Thoughts from there and there…Defining Purpose

Thoughts from there and there…Defining Purpose

I was asked what was the purpose of the “Christianity?” In answer to the question I said, “The purpose of Christianity is to recreate in human beings the image of God in all its fullness, and to prepare us for immortality.” The church and family are the primary places where this purpose is realized.

This I might also ask you to consider this question: “What is the purpose of the family?” I use the word “family” in its broadest context. The question might be answered in this way: “The purpose of the family is to provide a place where adults and children may grow and realize human maturity in all its fullness, and prepare them for life.” But and this is a rather large “but,” who decides the meaning of maturity?
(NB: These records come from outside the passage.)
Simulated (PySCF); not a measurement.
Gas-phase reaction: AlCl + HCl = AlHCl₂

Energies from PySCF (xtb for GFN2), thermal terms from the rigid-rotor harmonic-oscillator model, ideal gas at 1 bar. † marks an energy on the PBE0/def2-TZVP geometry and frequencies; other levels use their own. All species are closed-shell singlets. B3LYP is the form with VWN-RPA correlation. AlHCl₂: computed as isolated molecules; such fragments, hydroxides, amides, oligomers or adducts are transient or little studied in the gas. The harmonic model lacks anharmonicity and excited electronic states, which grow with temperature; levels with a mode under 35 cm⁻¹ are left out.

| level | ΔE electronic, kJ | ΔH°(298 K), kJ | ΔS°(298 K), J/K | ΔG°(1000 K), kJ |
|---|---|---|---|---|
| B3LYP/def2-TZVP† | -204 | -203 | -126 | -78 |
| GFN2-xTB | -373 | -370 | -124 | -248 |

In the context of the Christian, this question is answered by God. The Apostle Paul writes about the gifts that are given to the people in the church by saying “that some would be apostles, some prophets, some evangelists, some pastors and teachers, to equip the saints for the work of ministry, for building up the body of Christ, until all of us come to the unity of the faith and of the knowledge of the Son of God, to maturity, to the measure of the full stature of Christ. We must no longer be children, tossed to and fro and blown about by every wind of doctrine, by people’s trickery, by their craftiness in deceitful scheming. But speaking the truth in love, we must grow up in every way into him who is the head, into Christ, (Ephesians 4:11b-15a, NRSV).

This demonstrates that only God can define maturity. We cannot because we do not have the wisdom nor the skills to be able to do so. I know that there are people who will argue with me on this point, but consider this: Only God can clearly evaluate who and what we truly are, and God has a lot to say about the limitations of human mind and will.

If we are going to help our children to grow up to be children of God, responsible citizens, realizing their fullest potential for mental and physical growth, there is an important principle that we ought to keep in mind. One of the most important understandings that may be achieved is this: That there is no one fixed point when a human being may rest and say I have arrived. John Powell in “Why Am I Afraid to Tell You Who I Am,” draws this conclusion:

“There is no fixed, true and real person inside of you or me, precisely because being a person necessarily implies becoming a person, being in process. If I am anything as a person it is what I think judge feel value honor esteem like love hate fear desire hope for believe in and am committed to. These are the things that define my person, and they are constantly in process, in the process of change. Unless my mind and heart are hopelessly barricaded, all these things that define me as a person are forever changing.”

If we will embrace it, this defines the purpose of the family. It helps us to better understand parenthood. It takes a lot of wisdom, insight, and good old fashioned hard work to be a parent, not only in 2004, but at anytime before now.

This is the point that Morris L. West attempted to make in his famous book, “the Shoes of the Fisherman.” He wrote:

“It costs too much to be a full human being that there are very few who have the enlightenment or the courage, to pay the price…One has to abandon altogether the search for security, and reach out to the risk of living with both arms. One has to embrace the world like a lover. One has to accept pain as a condition of existence. One has to court doubt and darkness as the cost of knowing. One needs a will stubborn in conflict, but apt always to total acceptance of every consequence of living and dying,” Morris L. West in The Shoes of the Fisherman.

Rather than seeking to protect our children from that which we believe to be harmful to them and detrimental to their growth, we should seek to equip them with the knowledge, and role models that will help them to be able to successfully meet the challenges that they will face.